That is amazing. Doofodes has only three hits on google steaming from the same post in a math usenet forum. Cal you and lary should get together.
I have never seen a word get only one hit.
That is amazing. Doofodes has only three hits on google steaming from the same post in a math usenet forum. Cal you and lary should get together.
I have never seen a word get only one hit.
I disagree. The idiotic disclaimers are there not because of the idiots that sue, but because of an idiotic legal system that allows it. The people suing are actually quite smart to take advantage of the idiotic system that is currently in place.
My original question, though, was, given the idiotic system we have,
Basically, why is the “don’t try this at home” thing mostly for TV?
Is it simply because no one has yet sued a book publisher or a circus for things he tried to copy from them and got hurt?
And when that day inevitably comes, will we start seeing “don’t try this at home” on book covers, magazine covers, on your circus ticket, etc?
Or is there something fundamentally different, from a legal standpoint, about TV and the obligations of TV show owners?
But what if you try it outside your home?
But to install the SW you must go over the EULA step (whether you decide to read it or not)
For a TV show, if you are just channel surfing it is very likely that you will miss the disclaimer of the show you just tuned in to.
So, these are different cases.
For them to have been the same, the SW install process would have to involve the SW splashing the EULA on the screen while the installation was happening, and the installation would finish whether or not you read the EULA. Then, you could legitimately say that you neither read the EULA nor agreed to its terms.

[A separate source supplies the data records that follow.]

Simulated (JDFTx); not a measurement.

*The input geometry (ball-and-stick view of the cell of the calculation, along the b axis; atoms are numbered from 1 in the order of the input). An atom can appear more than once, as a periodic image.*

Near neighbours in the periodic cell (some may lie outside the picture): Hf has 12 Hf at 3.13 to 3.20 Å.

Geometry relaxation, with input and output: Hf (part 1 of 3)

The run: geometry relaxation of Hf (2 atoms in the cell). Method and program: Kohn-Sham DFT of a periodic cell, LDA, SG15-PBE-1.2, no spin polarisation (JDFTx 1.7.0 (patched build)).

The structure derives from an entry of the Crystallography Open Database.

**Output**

As it stands now, you have to actively acknowledge that you accept the terms of the EULA (whether you read it or not) for the installation to go forward.
“I’m an Amateur. Don’t Try This At Work.”
— Old CalMeacham sig line.
I agree that the analogy isn’t perfect. That’s why the show (at least Mythbusters) repeats the disclaimer several times an episode. They also break each “myth” into segments interspersed with breaks that contain the disclaimer, to lessen the chances that you could watch an entire “myth” all the way through without seeing the disclaimer.
The disclaimer is still part of the show. It’s not the show’s fault you didn’t watch the entire thing. If the case went to court and the producers submitted a copy of the show, the disclaimer is still in there.
And you’re just going to walk off with the chain???
What if there was a train that, at every major station, gave passengers the warning “Do not use the electrical outlets because you may be electrocuted”.
But, passengers could still get on and off the train at minor stations.
So, a passenger could get on at a minor station, and then later get off at a minor station before reaching the next major station. This passenger would not hear the warning.
If this passenger got electrocuted from using the electrical outlets, and he toook them to court, could the railway owners say that “well, we do warn them at every major station”? Would that hold up in court?
In case it is not obvious:
OK, you win. It’s obvious that all things that could be emulated by the public need to be taken off TV.
Without slogging through a jillion searches, I’m fairly certain I’ve heard of people doing stupid things because they saw it on TV. How many of the shows emulated had a disclaimer? I don’t recall many. I saw a guy on a cop show jump from building to building. No disclaimer. If I break my neck jumping to the next building, I rate my chances of using “I saw it on TV and he didn’t break his neck” as a basis for a lawsuit to be pretty iffy.
As to the train analogy. Since the “ride” is broken up so that it is impossible to get to “your destination” without passing a “warning station”, you will be exposed to one unless you “get off and walk around it” and “get back on”. Even then, you might be reading with noise cancelling headphones on. What then? Slap you with the warning sign?
Ultimately various questions about what is reasonable, what is forseeable etc are put to a jury and the jury decides, in the US as I understand it. In my experience, smart, logical laypeople can have difficulty (as you appear to be having) grasping the extent to which flexibility based on a jury’s attitude is a cornerstone of the system.
Quite simply, it’s probably more likely that you’ll convince a jury to skewer a wealthy TV company for showing people how to (say) make thermite at home than it is that you’ll convince a jury to skewer some guy with no money who rides his bike no hands down the street, or a TV show that is obvious fiction.
I wonder if part of the rationale for the disclaimer is that there are shows where the viewer is encouraged to “try this at home”. Think of all the home improvement or cooking shows out there, especially on the Discovery family of channels. If someone sees Mythbusters (without warnings) between a show that gives step by step instructions on how to tile a bathroom, and another show that gives similar instructions on how to cook a turkey, there’s a bit of ambiguity about what things the viewer should and should not attempt. An absolutely minuscule amount of ambiguity, true, but perhaps enough to be exploited in court.